# Poster Abstract: TensorBind: Unifying On-device Tensor Program Optimization through Foundation Model

Zhihe Zhao<sup>1</sup>, Neiwen Ling<sup>1</sup>, Kaiwei Liu<sup>1</sup>, Nan Guan<sup>2</sup>, and Guoliang Xing<sup>1,\*</sup> <sup>1</sup>The Chinese University of Hong Kong, Hong Kong SAR, China <sup>2</sup>City University of Hong Kong, Hong Kong SAR, China

# ABSTRACT

We present TensorBind, a novel approach aimed at unifying different hardware architectures for compilation optimization. Our proposed framework establishes an embedding space to seamlessly bind diverse hardware platforms together. By leveraging this unified representation, TensorBind enables efficient tensor program optimization techniques across a wide range of hardware platforms. We provide experimental results demonstrating the essentiality and adaptability of TensorBind in translating tensor program optimization records across multiple hardware architectures, thus revolutionizing compilation optimization strategies and facilitating the development of high-performance compilation systems over heterogeneous devices.

#### CCS CONCEPTS

• **Computer systems organization** → *Real-time System*;

## **KEYWORDS**

Efficient DNN Processing, DNN Compiler, Mobile Computing

## **1** INTRODUCTION

The deployment of high-performance machine learning models has become a significant challenge in various domains like image recognition, natural language processing, and virtual reality [7]. At the same time, there is an increasing demand to deploy intelligent applications on a wide range of mobile and edge devices, catering to diverse users. DNN compilers serve as intermediaries between AI development frameworks (e.g., PyTorch) and the execution hardware, reducing the model deployment cycle and enhancing the performance of deployed models on these devices [5]. However, as model complexity and computational requirements grow, the compilation overhead of DNN compilation also increases. For example, compiling Llamma2 on an NVIDIA Orin may take up to three days [1]. Thus, it is essential to investigate novel optimization techniques to reduce the compilation overhead without compromising the performance of the deployed models [6].

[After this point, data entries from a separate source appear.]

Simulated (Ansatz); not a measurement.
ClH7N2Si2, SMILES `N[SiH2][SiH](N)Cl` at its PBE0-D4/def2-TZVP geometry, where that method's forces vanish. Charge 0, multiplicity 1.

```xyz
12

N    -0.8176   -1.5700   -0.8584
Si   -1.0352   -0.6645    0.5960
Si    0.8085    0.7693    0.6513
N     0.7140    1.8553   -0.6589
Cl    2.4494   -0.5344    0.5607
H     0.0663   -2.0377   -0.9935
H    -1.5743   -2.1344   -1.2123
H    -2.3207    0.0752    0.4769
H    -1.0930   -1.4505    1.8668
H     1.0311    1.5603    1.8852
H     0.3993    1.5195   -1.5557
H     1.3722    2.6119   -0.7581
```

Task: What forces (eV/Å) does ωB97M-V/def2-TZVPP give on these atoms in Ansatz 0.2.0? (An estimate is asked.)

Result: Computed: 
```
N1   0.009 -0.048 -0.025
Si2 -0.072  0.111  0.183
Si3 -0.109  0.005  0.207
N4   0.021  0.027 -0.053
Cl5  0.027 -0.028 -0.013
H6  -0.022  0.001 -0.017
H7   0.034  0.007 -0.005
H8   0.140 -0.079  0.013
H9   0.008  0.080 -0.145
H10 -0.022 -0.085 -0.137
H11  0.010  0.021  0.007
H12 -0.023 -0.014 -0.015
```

SenSys '23, November 12-17, 2023, Istanbul, Turkiye

© 2023 Copyright held by the owner/author(s). Publication rights licensed to ACM. ACM ISBN 979-8-4007-0414-7/23/11...\$15.00 https://doi.org/10.1145/3625687.3628378



Figure 1: A compiled transformer encoder kernel performance and generation time of TVM Unity [1] on NVIDIA GTX 2060 and Intel i7-10700F CPU. The baseline is ONNXruntime performance of the model on the two hardware.

We observe a similar phenomenon of cross-device compilation in the emerging field of cross-modality embedding techniques. Recently, there has emerged a framework called ImageBind [3], which is the first framework that utilizes a shared set of parameters to encode data from multiple modalities (e.g., audio and IMU), creating a unified embedding space for all modalities. This enables various compositional multimodal tasks across different modalities, such as evaluating pretrained vision models for non-vision tasks. **We propose TensorBind as a general-purpose solution for unifying cross-device tensor program optimizations.** Our approach leverages foundation models based on transformers to achieve this goal. The transformer-based foundation model serves as a powerful representation learning tool, capturing both hardware architecture and DNN model graph properties jointly.

## 2 MOTIVATION STUDY

We measured the time required for TVM Unity to generate optimized kernels for a transformer encoder on both a GPU and a CPU device, with a batch size of 2 and a sequence length of 32. As is shown in Fig. 1, it took approximately 2 hours on the GPU and 3 hours on the CPU to identify the kernel with the highest performance. A DNN model typically involves multiple kernels. This incurs significant compilation overhead, especially in the context of IoT devices where client diversity is prevalent. The long optimization time for kernel generation is attributed to the large optimization space and the complex tensor compilation process. Instead of focusing solely on improving tuning efficiency for individual devices, we explore the possibility of transferring tuning records across platforms with different ISA (Instruction set architecture) for the same kernel, thereby addressing the compilation overhead more effectively.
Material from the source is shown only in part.